Chinook Jargon, pidgin, presently extinct, formerly used as a trade language in the Pacific Northwest region of North America. It is thought to have originated among the Northwest Coast Indians, especially the Chinook and the Nuu-chah-nulth (Nootka) peoples.
The peoples of the Northwest Coast traded extensively among themselves and with communities in the interior. A large proportion, if not most, of Chinook Jargon vocabulary was taken from Chinook proper. It is thought that Chinook Jargon predates indigenous contact with Europeans and European Americans, which was initiated in the 18th century pursuant to the fur trade. The English and French elements in the pidgin’s lexicon (vocabulary) seem to be primarily borrowings into Chinook Jargon after it had become widely adopted as the lingua franca for the fur trade.
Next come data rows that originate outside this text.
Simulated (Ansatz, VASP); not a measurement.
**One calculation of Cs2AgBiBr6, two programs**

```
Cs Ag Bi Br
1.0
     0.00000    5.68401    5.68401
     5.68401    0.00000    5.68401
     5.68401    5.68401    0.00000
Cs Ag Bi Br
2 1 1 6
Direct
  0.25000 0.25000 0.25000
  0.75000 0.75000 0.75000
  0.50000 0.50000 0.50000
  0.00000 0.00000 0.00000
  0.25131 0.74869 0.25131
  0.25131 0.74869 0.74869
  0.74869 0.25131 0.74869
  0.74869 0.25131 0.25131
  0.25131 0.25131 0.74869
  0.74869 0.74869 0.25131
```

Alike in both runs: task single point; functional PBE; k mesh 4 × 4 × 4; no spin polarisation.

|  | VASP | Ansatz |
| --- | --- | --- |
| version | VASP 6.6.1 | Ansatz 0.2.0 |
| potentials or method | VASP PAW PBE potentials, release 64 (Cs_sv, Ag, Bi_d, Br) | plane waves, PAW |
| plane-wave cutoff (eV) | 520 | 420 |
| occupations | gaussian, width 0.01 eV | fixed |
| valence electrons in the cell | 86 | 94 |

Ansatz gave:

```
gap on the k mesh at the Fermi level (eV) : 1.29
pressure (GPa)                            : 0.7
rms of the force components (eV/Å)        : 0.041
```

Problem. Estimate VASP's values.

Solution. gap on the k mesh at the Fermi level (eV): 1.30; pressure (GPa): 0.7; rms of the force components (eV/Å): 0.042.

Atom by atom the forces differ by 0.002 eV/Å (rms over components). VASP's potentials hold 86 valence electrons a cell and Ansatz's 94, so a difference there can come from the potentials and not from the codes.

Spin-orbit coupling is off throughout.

Chinook Jargon dispensed with some polysynthetic aspects typical of the grammar of American Indian languages—that is, with the practice of combining several small word elements (none of which may be used as a free, or stand-alone, word) to form a complex word. For example, Chinook Jargon provided free pronouns for subject and object without any corresponding affixes to identify tense, gender, possessive, or other such variables, so that “he spoke” would be translated as yaka wawa, where yaka indicated third person singular (and was occasionally used for the plural form as well) and could mean ‘he,’ ‘him,’ ‘his,’ ‘she,’ ‘her,’ or ‘hers’ and wawa was defined as ‘to speak,’ ‘speech,’ ‘word,’ or ‘language.’ The same phrase would be translated in Chinook proper as I-gikim ‘he spoke.’ Chinook Jargon also partially adopted the subject–verb–object (SVO) syntax that is typical within the verb complex (the verb and its affixes) in northwestern American Indian languages, as in ukuk man tšaku ‘that man came.’ This is different from the VSO pattern in which noun phrases and the verb complex are sequenced in Chinook proper, as in áiuu i-qísqis ‘the blue jay went on’ (literally, ‘he went on [masculine singular]-blue jay’).
Indigenous, European, and European American traders helped spread Chinook Jargon from areas around the Columbia River north to southern Alaska and south almost to the present-day California border. In the late 19th century, however, English started supplanting Chinook Jargon as a lingua franca. By the early 20th century, Chinook Jargon was virtually extinct in the United States (with the exception of a few words used locally as slang), but it survived a few decades longer in British Columbia.